Question

: One gram of charcoal adsorbs ${\text{100mL}}$ of ${\text{0}}{\text{.5M}}$ ${\text{C}}{{\text{H}}_{\text{3}}}{\text{COOH}}$ to form a monolayer and thereby the molarity of acetic acid is reduced to ${\text{0}}{\text{.49M}}$ . Calculate the surface area of the charcoal adsorbed by each molecule of acetic acid. Surface area of charcoal $= 3.01\times 10^{2}m^{2}/gm$ .

Answer 1

Hint:The term ‘adsorption’ refers to the attraction and retaining of the molecules of a substance on the surface of a solid or liquid which results in a higher concentration of the molecules on the surface. The substance that is adsorbed is called the adsorbate and the substance on which it is adsorbed is called the adsorbent. It is different from absorption as the former is a surface phenomenon while the latter is a bulk phenomenon.
According to the mole concept, one mole of atoms, ions, molecules is equal to the Avogadro’s number of atoms, ions, molecules respectively. The number $6.023\times 10^{23}$ is called the Avogadro number.

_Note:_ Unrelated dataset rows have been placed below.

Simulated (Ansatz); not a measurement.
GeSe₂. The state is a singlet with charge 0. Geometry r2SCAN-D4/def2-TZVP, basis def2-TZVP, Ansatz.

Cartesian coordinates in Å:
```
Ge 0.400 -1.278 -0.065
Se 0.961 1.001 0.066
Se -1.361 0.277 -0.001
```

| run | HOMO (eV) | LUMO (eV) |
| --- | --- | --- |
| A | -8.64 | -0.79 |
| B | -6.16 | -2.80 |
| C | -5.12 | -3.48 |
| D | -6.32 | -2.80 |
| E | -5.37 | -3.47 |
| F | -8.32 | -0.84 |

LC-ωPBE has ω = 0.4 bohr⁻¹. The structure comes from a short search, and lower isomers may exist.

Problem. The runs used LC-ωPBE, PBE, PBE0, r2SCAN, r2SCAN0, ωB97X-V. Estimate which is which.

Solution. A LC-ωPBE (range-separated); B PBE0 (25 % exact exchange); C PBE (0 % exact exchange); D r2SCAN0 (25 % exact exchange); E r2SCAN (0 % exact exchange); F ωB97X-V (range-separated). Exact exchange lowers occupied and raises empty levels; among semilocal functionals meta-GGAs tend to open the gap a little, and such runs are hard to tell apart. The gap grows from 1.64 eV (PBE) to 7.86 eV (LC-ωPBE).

Complete step by step answer:
Calculation of initial amount of acetic acid in $100mL$ of solution.
${\text{1M}}$ acetic acid solution means that 1 mole of acetic acid or 60 gram of acetic acid (since molar mass of acetic acid is equal to 60 gram per mole) is present in ${\text{1000mL}}$ of solution.
Therefore, ${\text{0}}{\text{.5M}}$ acetic acid will mean ${\text{1000mL}}$ of solution contains acetic acid
 $
= 0.5\times 1
= 0.5mole
 $
Therefore, ${\text{100mL}}$ of ${\text{0}}{\text{.5M}}$ solution will contain acetic acid
$
= \dfrac{0.5}{1000}\times 100
= 0.05mole
 $
Therefore, initial moles of acetic acid $= 0.05mole$
Calculation of amount of acetic acid in $100mL$ solution after adsorption.
${\text{1M}}$ acetic acid solution means that 1 mole of acetic acid or 60 gram of acetic acid (since molar mass of acetic acid is equal to 60 gram per mole) is present in ${\text{1000mL}}$ of solution.
Therefore, ${\text{0}}{\text{.49M}}$ acetic acid will mean ${\text{1000mL}}$ of solution contains acetic acid
$
= 0.49\times 1
= 0.49mole
 $

Therefore, ${\text{100mL}}$ of ${\text{0}}{\text{.49M}}$ solution will contain acetic acid
$
= \dfrac{0.49}{1000}\times 100
= 0.049mole
 $
Therefore, final moles of acetic acid $= 0.049mole$
Calculation of amount of acetic acid adsorbed per gram.
Therefore, the number of moles of acetic acid adsorbed per gram of charcoal
$
  {\text{ = 0}}{\text{.05 - 0}}{\text{.049}} \\
  {\text{ = 0}}{\text{.001mole}} \\
 $
According to mole concept, one mole of any species is equal to $6.023\times 10^{23}$ number of particles, therefore the number of molecules of acetic acid adsorbed per gram of charcoal
$
= 0.001\times 6.023\times 10^{23}
= 6.023\times 10^{20}
 $
Calculation of the surface area occupied by each acetic acid molecule.
The given surface area of charcoal is $= 3.01\times 10^{2}m^{2}/gm$.
Therefore, the surface area of the charcoal occupied by each acetic acid molecule
$
= \dfrac{3.01\times 10^{2}}{6.023\times 10^{20}}m^{2}
= 0.499\times 10^{-18}m^{2}
= 5\times 10^{-19}m^{2}
 $

Note:
The nature and surface area of the adsorbent affects the adsorption of gases by solids. The same gas is adsorbed by different solids to different extents at the same temperature. Greater the surface area of the adsorbent, greater will be the volume of the gas adsorbed. This is why charcoal is a very good adsorbent as it has highly porous structure and hence large surface areas.